Hand Recognition

Introduction

Previous Work

Algorithm

Experiment

Conclusions

References

Report

Authors:

crh13 | rz33

Hand Gesture Recognition

EE 547: Computer Vision Poster Project

Remik Ziemlinski Christopher Hynes

Past Work

Hand tracking and gesture recognition is often misunderstood as being one and the same area, but in retrospect they are not. The two have a fair share of overlap, and that drives one another to excel in innovation and exploration. But before anyone can use the high level notions of gestures to drive a system, reoccurring problems must be addressed at a more fundamental level.

But before the finer details are resolved, an end to these means is desired. This provides a common focal point and direction for any endeavors. The basis of the problem is the visualization of a hand, but some target is needed at another level to map the perception to comprehension.

High level abstraction is appealing to researchers, and in the last decade two have been exploited and continue to be pursued in the modeling of the hand. The classical model follows a robotics-control description and the latter a principal component description, also known as PCA. The first has several advantages over the other on a conceptual level.

Since the robotics control descriptor simulates a 3D-hand/arm model closely, it gives rise to a very intuitive feel for what the domain actually is. As a by-product, this description can be parameterized rigorously. The exact set of parameters established, due to Denavit and Hartenburg (DH), represent the model with kinematic chains, or series of articulated links.

Kanade and Regh employed this representation in their hand tracking system [1]. This application of the kinematic model was novel such that the hand was no longer classed as some rigid object, as was commonly done with humanoid parts. Their modeling allowed for a highly adaptable state. For reasons of practicality their model was constrained to 27 degrees of freedom, much like the 27 bones of a human hand [3]. Together with shape models describing visual appearances, the DH parameters constituted their modeling framework.

This framework translates well to the visual world because features can be used to extrapolate the parameter model, and vice-versa. Each finger was modeled as a cylinder, and naturally, the axis, or bisector, was a cue to the parameterized link. This development from the palm to the fingertip would then give a full articulated description of a finger. The fingers as seen under that occlusion boundary axis formulation constituted their feature space in the static analysis.

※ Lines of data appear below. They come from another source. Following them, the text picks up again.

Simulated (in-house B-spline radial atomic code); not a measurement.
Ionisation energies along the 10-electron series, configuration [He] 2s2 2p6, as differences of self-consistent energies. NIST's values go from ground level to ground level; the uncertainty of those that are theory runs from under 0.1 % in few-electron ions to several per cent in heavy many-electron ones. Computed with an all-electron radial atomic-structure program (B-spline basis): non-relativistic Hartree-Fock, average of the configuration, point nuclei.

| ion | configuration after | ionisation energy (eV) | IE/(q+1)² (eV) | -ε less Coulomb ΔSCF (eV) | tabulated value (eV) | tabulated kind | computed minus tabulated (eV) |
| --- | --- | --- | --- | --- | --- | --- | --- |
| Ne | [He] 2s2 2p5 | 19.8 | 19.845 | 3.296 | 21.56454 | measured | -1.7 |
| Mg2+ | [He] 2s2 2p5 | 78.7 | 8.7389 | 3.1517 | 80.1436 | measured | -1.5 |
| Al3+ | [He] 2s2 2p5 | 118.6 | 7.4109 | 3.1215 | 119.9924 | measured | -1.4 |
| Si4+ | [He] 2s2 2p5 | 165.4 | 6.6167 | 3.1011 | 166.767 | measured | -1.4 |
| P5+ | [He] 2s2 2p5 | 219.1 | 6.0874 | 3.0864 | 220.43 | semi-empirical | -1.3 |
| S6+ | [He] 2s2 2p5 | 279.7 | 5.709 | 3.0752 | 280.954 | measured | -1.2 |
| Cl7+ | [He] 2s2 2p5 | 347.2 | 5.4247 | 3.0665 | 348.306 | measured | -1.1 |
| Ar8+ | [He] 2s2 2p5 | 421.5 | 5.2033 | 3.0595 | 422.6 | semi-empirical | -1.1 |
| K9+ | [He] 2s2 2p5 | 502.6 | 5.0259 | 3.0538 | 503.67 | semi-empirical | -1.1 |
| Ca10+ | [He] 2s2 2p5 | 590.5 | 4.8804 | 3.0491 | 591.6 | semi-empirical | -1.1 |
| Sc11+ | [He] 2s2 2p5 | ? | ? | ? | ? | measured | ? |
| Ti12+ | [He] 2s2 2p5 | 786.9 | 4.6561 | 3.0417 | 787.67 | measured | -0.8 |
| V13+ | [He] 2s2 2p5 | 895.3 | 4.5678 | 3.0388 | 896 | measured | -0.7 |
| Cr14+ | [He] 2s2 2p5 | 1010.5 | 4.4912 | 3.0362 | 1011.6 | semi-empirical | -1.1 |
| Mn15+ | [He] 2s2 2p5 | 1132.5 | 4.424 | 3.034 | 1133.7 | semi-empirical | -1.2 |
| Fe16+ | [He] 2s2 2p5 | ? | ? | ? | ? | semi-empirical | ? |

Their main objective was, however, in the dynamic nature of the hand. Each statically analyzed state was amenable to corrections due to previous observations. As a result, the line fitting done was of significant help to deal with difficult states where features could be lost. Incrementally adjusting state to fit static state alone isnÕt sufficient, however. Kanade used a 2-camera system to resolve the discontinuities inherent in the tracking. Wu and Huang were well aware of this and extended the hand tracking work of Kanade in 3 respects [2]. Firstly, they found that unrestrictedly modeling the hand produced a larger space than necessary and thus exposed it to more susceptibility of articulation singularities. Second, they posed the problem as a separable one, so once constituent parts were refined to a level desired, they could be joined to form a more accurate model. Lastly, they introduced means to handle the inherent error and noise of image sampling.

The lack of these notions in the Kanade system may explain the appeal for a multi-camera view. For instance, the new constraints introduced to the kinematic hand model helped bound articulation. Specifically, Wu imposed angular limits to several of the DH parameters. In addition, one constraint established a relative relationship between 2 links, thus keeping the two more finely coupled [2].

Another notion not made explicit by Kanade, and therefore important as a development, is the splitting of the global hand from the local fingers. This is important in avoiding possible traps in local minima. This means of divide and conquer allows many alternatives to be employed in treating each subproblem. The decoupled subproblems proposed by Wu were pose determination and inverse kinematics. Under the Kanade system, both of these were not looked upon as being separate, and so the estimation was less guided.

Finally, converging to more accurate estimates was also done by the using robust statistics. The least median squares (LMS) method allows for up to 50% of a sampling to be composed of outliers, and so this method is the preferred choice in cases such as when the Gaussian noise assumption fails [2]. This was overlooked by Kanade and Regh, whereby they opted to use the method of least squares (LS), a non-robust approach [1].

With these new additions to kinematic modeling, the system was still sensitive to acquisition suitability. Wu was explicit in stating that any occlusion of a single fingertip would lead to tracking loss of that finger. This in turn implies that systems as of the Wu design could not reasonably track projected hands under roll or pitch. This demonstrates that hand systems are still inadequate even with the aid of dynamic information.